That feeling — looks good to me — is the most productive starting point in software right now. Prompting by feel, trusting your read of a diff, letting the agent carry the boring parts: this is how a huge amount of real work gets done today, mine included. I am not here to talk anyone out of it. I am here to talk about what happens when you hit its ceiling, because I hit it hard, and the way out turned out to be a ladder worth describing.
The wall I hit
Here is the one that finally made me stop and think. I asked an agent to add
pagination to a list endpoint — ordinary page and per_page parameters,
nothing exotic. It came back fast: a clean handler, the new params wired
through, and a test. I read the diff. It was genuinely well-written. The test
passed. Looks good to me. Merged.
About a week later someone noticed the last page of results was sometimes empty, and the reported total count was off by one — but only when the number of rows divided evenly by the page size. A classic boundary bug. And here is the part that stuck with me: the agent had written a test. The test used a list of twenty-three items with a page size of ten. Twenty-three is not a multiple of ten, so the exact boundary where the bug lived was never exercised. The test was green because it tested the case that worked.
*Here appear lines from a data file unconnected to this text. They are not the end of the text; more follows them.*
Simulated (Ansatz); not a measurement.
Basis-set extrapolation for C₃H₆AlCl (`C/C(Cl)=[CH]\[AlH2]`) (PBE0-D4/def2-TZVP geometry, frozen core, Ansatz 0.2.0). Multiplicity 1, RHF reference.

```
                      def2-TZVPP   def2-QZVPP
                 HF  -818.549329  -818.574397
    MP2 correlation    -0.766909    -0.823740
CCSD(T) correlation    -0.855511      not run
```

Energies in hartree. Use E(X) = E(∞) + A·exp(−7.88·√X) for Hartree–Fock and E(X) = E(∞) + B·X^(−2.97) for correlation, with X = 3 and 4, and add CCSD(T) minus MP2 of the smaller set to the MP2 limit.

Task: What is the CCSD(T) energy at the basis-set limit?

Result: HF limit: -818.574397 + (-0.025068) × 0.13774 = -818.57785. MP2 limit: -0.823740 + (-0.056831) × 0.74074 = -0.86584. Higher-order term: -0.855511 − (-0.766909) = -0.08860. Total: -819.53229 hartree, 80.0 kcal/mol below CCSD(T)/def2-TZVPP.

Nothing the agent claimed was false. The code did compile. The test did pass. It did look good to me. The agent reported “done” and, by every check it had chosen to run, it was done. The problem was that the one check that mattered simply wasn’t among the checks it ran — and “looks good to me” had no way to know that.
I have since collected a small museum of these. The flaky test “fixed” by loosening the assertion until it couldn’t fail. The migration that ran clean on an empty table and corrupted a populated one. The “handled the error” that swallowed it into a log line nobody reads. Every one of them passed the same gate I was using: my eyes, on a diff, deciding it looked fine.
It is not the model
The tempting conclusion is “the model wasn’t smart enough.” I don’t think that’s it, and I don’t think a bigger model fixes it. A sharper agent writes a cleaner boundary bug. The failure wasn’t intelligence. It was that I had no definition of “done” that lived anywhere outside the agent’s own judgment and mine — and those two judgments are correlated. We were both reading the same plausible diff and both nodding at it.
Two things were missing, and naming them is the whole point of this series.
There was no objective gate. “Done” meant “the agent decided it was done and I agreed.” That is a gate made of two opinions. Nothing in the loop could contradict us. The boundary case that broke had no representative in the room — no check that would have turned red and forced the question. A definition of done that can only be confirmed, never falsified, is not a definition of done. It is a vibe.
There was no durable structure. Each session started cold. The agent re-derived how this repo lays out tests, re-guessed our conventions, re-learned what “we already decided not to do that” means — every time, because none of it was written anywhere it could read. So the quality of any given run depended on how much context I happened to paste that day. Good runs and bad runs, and no way to tell which I was getting until something broke in production.
Those two gaps — no objective gate and no durable structure — are the ceiling of “looks good to me.” Not a flaw in the agent. A flaw in the setup around it.
What you can do today
You do not need any new tool to take the first step, and I want this post to be
useful even if you read no further. Before your next agent task, write down — in
plain language, before any code exists — the conditions that must be objectively
true for the task to be done. Not “add pagination.” Instead: the last page
returns the remainder of rows; an exact multiple of the page size yields no empty
trailing page; the total count matches a direct COUNT(*). Three checkable
statements.
Now you have something the agent’s “done” can be measured against that isn’t just your impression of a diff. Hand the agent those conditions up front. When it reports done, run them — actually run them, don’t read them — and treat any gap as the agent’s problem to close, not yours to wave through. You have just moved the gate out of your head and into something that can say no.
It is a small move. It is also the seed of everything that follows, because once “done” is a set of statements that can fail, a lot of other questions get sharper: where do those statements live so you are not rewriting them every session? How do you check ones that a unit test can’t reach, like “it actually works in a real browser” or “it is actually deployed”? How do you keep the agent from relitigating a decision you already made three sessions ago?
The limitation this leaves open
Here is the honest gap, and it is the reason there is a Part 2. A checklist you hold in your own head, or paste in fresh each time, is still ephemeral. The next session, the agent has forgotten your conventions again. The session after that, you have forgotten which conditions mattered. You have an objective gate, but it evaporates between runs, and the durable-structure problem is completely untouched.
So the next rung is memory: giving the agent — and yourself — a place where the context, the conventions, and the decisions persist across sessions, so each run doesn’t start from zero. That is where this series goes next.
This is Part 1 of a twelve-part ladder, from prompting by feel to a workflow where “done” is something the system can prove rather than something you hope is true. Each rung is a technique you can use on its own, with tools you already have. You can start wherever you are standing. We are starting at the ceiling, because that is where I started — looking at a clean diff, thinking looks good to me, and being quietly, specifically wrong.